Dear Readers – The following is Part Two of a question and response in my Saturday July 13 column:
My stepdaughter is a single mom of our grandson, age eight. She’s currently fighting with her ex over the lack of child support she’s receiving.
She’s tried to stop her son’s contact with his father. Also, he has mental health issues and reportedly gives no parental guidance.
She blames her ex for her son’s poor behaviour. We’ve learned that our grandson’s school behaviour is also declining.
His primary caregiver is my husband’s ex-wife. Although she was always a remarkable mother in my opinion, she’s been accused by others of favouring this boy, our grandson, over her other grandchildren.
I’ve heard that she’s considering funding the legal steps required in order to stop all visitations with his father.
I’ve known my stepdaughter to be a liar and a storyteller. I once confronted her on the accuracy of a horrible story she told about me. She was adamant that her version was truthful. It hurt.
I often wonder if she’s shared distorted tales of me and/or her father that our grandson has overheard. Perhaps that would explain why he treats us so poorly. I believe that true colours always shine through, and I always act naturally with him.
I do find it hard to be playful with him, but I always try to chat with him about things that should interest him.
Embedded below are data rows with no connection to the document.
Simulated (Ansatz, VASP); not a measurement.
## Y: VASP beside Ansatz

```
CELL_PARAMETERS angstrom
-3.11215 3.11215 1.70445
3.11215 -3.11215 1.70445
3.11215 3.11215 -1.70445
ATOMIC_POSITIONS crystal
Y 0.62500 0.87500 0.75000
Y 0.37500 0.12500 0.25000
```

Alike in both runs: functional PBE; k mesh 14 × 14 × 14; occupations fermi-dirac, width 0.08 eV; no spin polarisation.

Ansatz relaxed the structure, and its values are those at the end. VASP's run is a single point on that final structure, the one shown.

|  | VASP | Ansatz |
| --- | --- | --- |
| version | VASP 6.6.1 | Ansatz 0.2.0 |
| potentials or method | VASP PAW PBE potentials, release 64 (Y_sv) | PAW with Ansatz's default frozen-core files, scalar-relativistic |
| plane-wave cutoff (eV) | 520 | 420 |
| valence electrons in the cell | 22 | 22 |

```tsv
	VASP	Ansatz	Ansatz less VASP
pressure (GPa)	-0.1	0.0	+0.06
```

I recently inherited some money and we decided to bring my stepdaughter and grandson on a winter getaway with us to a sunny location, hoping to spend some time bonding with him.
He mostly ignored us, spent as much time as he could with his mother and away from us. When my husband finally lost patience with his rude behaviour towards his mother and said something to him about it, it brought my stepdaughter to tears and made everyone edgy for the rest of the trip.
I asked my husband’s ex-wife what our grandson had told her about our trip. She said he’d said nothing at all about it, other than it was summertime there. Nothing about the beautiful beach, the resort’s great pool, their experience swimming with the dolphins? Or the friends he met there? I was heartbroken.
We only see my stepdaughter and grandson on special occasions and very briefly at his hockey, which we attend now.
It’s so hard for us to watch my husband’s ex-wife’s second husband have a respectful, loving rapport with our grandson as he helps him in the dressing room after his games.
We’re considering giving up on trying to have any kind of loving relationship with our grandson.
While I understand that this post-divorce family situation feels hurtful to you and your husband, I stand with my advice from Part One: Don’t give up on this youngster.
Yes, you’re both a step removed by your husband’s divorce from playing the major support role that his ex-wife (the boy’s other grandmother) plays, but you seem to respect her maternal instincts.
There’s still a chance to have a positive influence on this child, as he grows to be more aware of your genuine interest in him.
Developing a better rapport with his mother would help. She already has several stresses – a difficult ex with mental health issues and financial strain.
She’s the access point to this boy. If you’re sympathetic to her situation and helpful where possible, she’ll better appreciate your desire to be loving grandparents.
FEEDBACK Regarding the man who’s been delaying marrying his fiancée of five years because his ex-wife/sons want only his sons to inherit from him, not the woman he marries (June 15):
Reader – “This man will lose his fiancée because he can't stand up to his selfish, money-grubbing children.
“I’d never demand anything of my parents nor prevent them from giving their money to other people in their lives.
All I need to know is where their wills are and how they wish to execute them.
“He should tell his sons: "The more you demand, the less you’ll receive. If you even think about asking about my fiancée's stake and our future plans regarding MY money, you’ll not receive anything."
“He should also make sure that the executor of his Will is an attorney or someone else who cannot be swayed by his children or ex-wife. He should do this quickly.”
Tip of the day:
A young grandchild with family and behaviour problems especially needs loving encouragement, not distance.